|
Post by MikeO on Jan 10, 2010 16:38:27 GMT -5
Please post your answer here and we can discuss it.
|
|
|
Post by jclawrence on Jan 20, 2010 18:41:45 GMT -5
Here's my solution. If you hold up a piece of paper with your name on it in front of a mirror, you will see on the mirror exactly what you will see looking at the piece of paper from the rear. So the mirror reflects back, point for point, exactly what's on the piece of paper. And if the paper's thin enough and the ink strong enough, you will see both on the paper and on the mirror exactly the same thing which is your name written backwards. If the mirror were a half mirror, i.e., it let half the light through, then a person standing in back of the mirror would see your name exactly as written, but a person standing in front of the mirror would see your name backwards which is how the person holding up the piece of paper would see it as light passed through the piece of paper.
|
|
|
Post by MikeO on Jan 20, 2010 19:22:26 GMT -5
Howdy jclawrence. So you're proposing to use a half silvered mirror (one that's translucent), and a translucent piece of paper. That's an interesting variation on a theme I've seen before. But then, how will this arraignment explain the riddle to someone looking at the same mirror, and asking you about his image being Left/Right reversed, but not Up/Down reversed? Maybe your arraignment will cause him to say Left/Right is only half reversed, but that's still a lot more than the zero Up/Down reversedness he perceives.
|
|
|
Post by atgc on Mar 13, 2011 11:15:08 GMT -5
I asked this question to a fellow physicist, and his answer was quick. The notion of left/right is distinct from the notion of up/down; one is a pseudovector, and the other is a vector.
Let me be a bit more precise. If we take 'up' to be the direction from our centre to our head, and 'front' to be the direction from our centre to our navel, then we are left with two choices for the third orthogonal direction. Having chosen one of these as "left", we now have an oriented frame attached to ourselves. Our mirror image always has the oppositely-oriented frame, regardless of how we align ourselves with a mirror. This is the left/right reversal which we observe and have difficulty coming to terms with. Until one sees that left/right are not ordinary vectors, one will not completely grasp the mirror paradox.

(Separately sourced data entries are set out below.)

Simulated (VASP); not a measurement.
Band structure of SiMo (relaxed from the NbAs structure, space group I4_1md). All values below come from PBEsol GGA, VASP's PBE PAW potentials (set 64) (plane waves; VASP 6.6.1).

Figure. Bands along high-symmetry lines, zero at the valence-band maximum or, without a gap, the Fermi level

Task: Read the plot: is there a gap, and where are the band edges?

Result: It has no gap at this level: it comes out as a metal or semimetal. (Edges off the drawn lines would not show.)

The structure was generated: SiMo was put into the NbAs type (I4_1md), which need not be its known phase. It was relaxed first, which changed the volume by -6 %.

The unambiguous answer is that a mirror changes chirality/orientation (which is labelled left or right). Confusion arises when we think of left and right as direction vectors (like east/west), which as I stress again, is incorrect. A chirality change can manifest itself in many different ways, typically a change in the direction of one axis (this is Feynman's explanation), but this is not the only way. The coordinate-independent way to express what a mirror does is that it reverses chirality (or 'orientation' in the mathematics literature). This does not depend in any way on operational definitions, alignment of the mirror and subject etc., and is quite simply, the role of a mirror. Indeed one would not expect that the subjective views of a conscious being should alter the behaviour of a mirror.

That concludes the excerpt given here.